Skip to main content

Today, we announced the launch of the Databricks Feature Store, the first of its kind that has been co-designed with Delta Lake and MLflow to accelerate ML deployments. It inherits all of the benefits from Delta Lake, most importantly: data stored in an open format, built-in versioning and automated lineage tracking to facilitate feature discovery. By packaging up feature information with the MLflow model format, it provides lineage information from features to models, which facilitates end-to-end governance and model retraining when data changes. At model deployment, the models look up features from the Feature Store directly, significantly simplifying the process of deploying new models and features.

Get an early preview of O'Reilly's new ebook for the step-by-step guidance you need to start using Delta Lake.

The data problem in AI

Raw data (transaction logs, click history, images, text, etc.) cannot be used directly for machine learning (ML). Data engineers, data scientists and ML engineers spend an inordinately large amount of time transforming data from its raw form into the final "features" that can be consumed by ML models. This process is also called "feature engineering" and can involve anything from aggregating data (e.g. number of purchases for a user in a given time window) to complex features that are the result of ML algorithms (e.g. word embeddings).

This interdependency of data transformations and ML algorithms poses major challenges for the development and deployment of ML models.

  • Online/offline skew: For some of the most meaningful ML use cases, models need to be deployed online at low latency (think of a recommendation model that needs to run in tens of milliseconds when a webpage loads). The transformations that were used to compute features at training time (offline) now need to be repeated in model deployment (online) at low latency. This often leads teams to reimplement features multiple times, introducing subtle differences (called online/offline skew) that have significant impact on the model quality.
  • Reusability and discoverability: In most cases, features get reimplemented several times because they are not discoverable, and if they are, they are not managed in a way that facilitates reuse. Naive approaches to this problem provide search based on feature names, which requires data scientists to correctly guess which names someone else used for their features. Furthermore, there is no way that data scientists can know which features are used where, making decisions such as updating or deleting a feature table difficult.
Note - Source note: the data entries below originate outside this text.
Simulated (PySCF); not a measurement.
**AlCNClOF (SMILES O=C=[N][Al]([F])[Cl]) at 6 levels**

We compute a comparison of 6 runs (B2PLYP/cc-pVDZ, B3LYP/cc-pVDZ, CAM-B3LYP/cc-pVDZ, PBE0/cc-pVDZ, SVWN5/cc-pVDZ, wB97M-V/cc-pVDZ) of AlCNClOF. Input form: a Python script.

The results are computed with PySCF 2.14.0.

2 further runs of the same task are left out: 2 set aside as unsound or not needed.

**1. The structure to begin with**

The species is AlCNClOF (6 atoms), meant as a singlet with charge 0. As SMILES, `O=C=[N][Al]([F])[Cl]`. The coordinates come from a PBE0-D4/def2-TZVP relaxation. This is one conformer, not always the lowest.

The Databricks Feature Store takes a unique approach to solving the data problem in AI

The Databricks Feature Store is the first of its kind that is co-designed with a data and MLOps platform. Tight integration with the popular open source frameworks Delta Lake and MLflow guarantees that data stored in the Feature Store is open, and that models trained with any ML framework can benefit from the integration of the Feature Store with the MLflow model format. As a result, the Feature Store provides several unique differentiators that help data teams accelerate their ML efforts:

  • Eliminating online/offline skew with native model packaging: MLflow integration enables the Feature Store to package up feature lookup logic hermetically with the model artifact. When an MLflow model that was trained on data from the Feature Store is deployed, the model itself will look up features from the appropriate online store. This means that the client that calls the model can be oblivious to the fact that the Feature Store exists in the first place. As a result, the client becomes less complex and feature updates can be made without any changes to the client that calls the model.
  • Enabling reusability and discoverability with automated lineage tracking: Computing features in a data-native environment enables the Databricks Feature Store to automatically track the data sources used for feature computation, as well as the exact version of the code that was used. This facilitates lineage-based search: a data scientist can take their raw data and find all of the features that are already being computed based on that same data. In addition, integration with the MLflow model format provides downstream lineage from features to models: the Feature Store knows exactly which models and endpoints consume any given feature, facilitating end-to-end lineage, as well as safe decision-making on whether a feature table can be updated or deleted.

The Feature Store UI as a central repository for discovery, collaboration and governance

The Feature Store is a central repository of all the features in an organization. It provides a searchable record of all features, their definition and computation logic, data sources, as well as producers and consumers of features. Using the UI, a data scientist can:

  • Search for feature tables by feature table name, feature, or data source
  • Navigate from feature tables to their features and connected online stores
  • Identify the data sources used to create a feature table
  • Identify all of the consumers of a particular features, including Models, Endpoints, Notebooks and Jobs
  • Control access to feature table's metadata

Feature Store search using feature name 'customer_id', feature tables with 'feature_pipeline', and 'raw_data' sources in their name.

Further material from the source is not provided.